In the middle of the busiest time of this year, I found myself having to attend a funeral and finding, once there, that it was to be a Humanist funeral, rather than the multiundenominational ceremony I had expected.
I was pleased to find that the Crematorium chapel had not been denuded of its crucifix, and, being Catholic, with rosary in pocket, was able to focus on the image of Our Lord and ask his Mother to intercede with Her Son for the dead person.
I didn't pay much attention to the "service" - it must have been one because we were handed an "Order of Service" - but I listened hard when the person (taking the service? leading the ceremony? celebrating?) at the front started off by telling us what Humanism is.
After a bit of "Hello sky! Hello flowers!" we got down to business: humanists believe that this is the only life we have and live it to the full here on earth; humanists don't make judgements about the different choices each of us makes about the way we will lead our lives.
It may have been that the celebrant hadn't thought it through, or it may be that the humanists haven't thought it through, but I kept thinking about Harold Shipman, especially being in a place in which the only rites celebrated are about death: do humanists really believe that Dr Shipman's were just lifestyle choices, and that his decisions to rid the world of, basically, people older than him into whom he could get to stick a needle, were simply his, and that the rest of us should not intrude on his right to make that particular choice?
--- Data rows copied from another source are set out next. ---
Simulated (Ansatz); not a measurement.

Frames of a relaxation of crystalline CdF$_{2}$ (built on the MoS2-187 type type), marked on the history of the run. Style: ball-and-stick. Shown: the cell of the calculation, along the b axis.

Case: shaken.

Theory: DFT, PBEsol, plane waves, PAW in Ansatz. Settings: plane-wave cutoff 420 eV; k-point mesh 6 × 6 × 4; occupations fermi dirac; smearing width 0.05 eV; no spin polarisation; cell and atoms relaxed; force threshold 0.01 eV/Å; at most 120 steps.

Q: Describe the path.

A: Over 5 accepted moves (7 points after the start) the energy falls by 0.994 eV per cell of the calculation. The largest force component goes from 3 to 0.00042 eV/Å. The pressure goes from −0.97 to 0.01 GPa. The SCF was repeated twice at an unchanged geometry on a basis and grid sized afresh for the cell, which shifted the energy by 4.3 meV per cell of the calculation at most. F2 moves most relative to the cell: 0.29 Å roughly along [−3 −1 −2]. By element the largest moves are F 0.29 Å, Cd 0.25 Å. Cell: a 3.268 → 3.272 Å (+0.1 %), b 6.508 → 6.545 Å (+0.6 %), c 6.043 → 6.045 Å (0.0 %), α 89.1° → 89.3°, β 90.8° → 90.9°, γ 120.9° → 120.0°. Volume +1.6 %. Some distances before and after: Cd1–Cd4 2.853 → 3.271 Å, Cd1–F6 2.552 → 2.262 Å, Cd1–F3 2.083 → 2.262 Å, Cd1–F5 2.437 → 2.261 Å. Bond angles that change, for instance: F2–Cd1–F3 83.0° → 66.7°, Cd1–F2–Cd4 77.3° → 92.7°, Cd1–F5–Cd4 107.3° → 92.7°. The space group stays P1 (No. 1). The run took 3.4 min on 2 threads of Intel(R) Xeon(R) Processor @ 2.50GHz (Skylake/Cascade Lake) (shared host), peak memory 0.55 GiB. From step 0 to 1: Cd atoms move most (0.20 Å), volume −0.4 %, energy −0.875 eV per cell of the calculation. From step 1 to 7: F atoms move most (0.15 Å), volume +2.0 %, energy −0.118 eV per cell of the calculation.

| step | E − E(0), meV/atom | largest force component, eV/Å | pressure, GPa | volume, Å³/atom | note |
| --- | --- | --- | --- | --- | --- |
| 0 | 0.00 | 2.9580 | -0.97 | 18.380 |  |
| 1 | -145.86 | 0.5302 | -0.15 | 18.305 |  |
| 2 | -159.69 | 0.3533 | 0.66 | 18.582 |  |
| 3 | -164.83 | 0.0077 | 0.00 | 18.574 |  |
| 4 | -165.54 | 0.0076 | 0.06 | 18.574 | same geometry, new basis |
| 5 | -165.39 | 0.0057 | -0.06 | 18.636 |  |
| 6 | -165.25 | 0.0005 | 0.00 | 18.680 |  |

I'm sure that none of them do, and that the celebrant was trying to make a different point, and was simply failing spectacularly, but I was left thinking about what happens when you start cutting away at the guy ropes.
The fact is that as Catholics we are absolutists; our Faith has a lot of blacks and whites: certainties, if you like. Some things are right and some things are wrong. You need something as bracing as a humanist service to realise that any compromise with things that don't belong to our Faith is wrong. It would be nice to think that that sort of wrong-headedness would be alien to any Catholic.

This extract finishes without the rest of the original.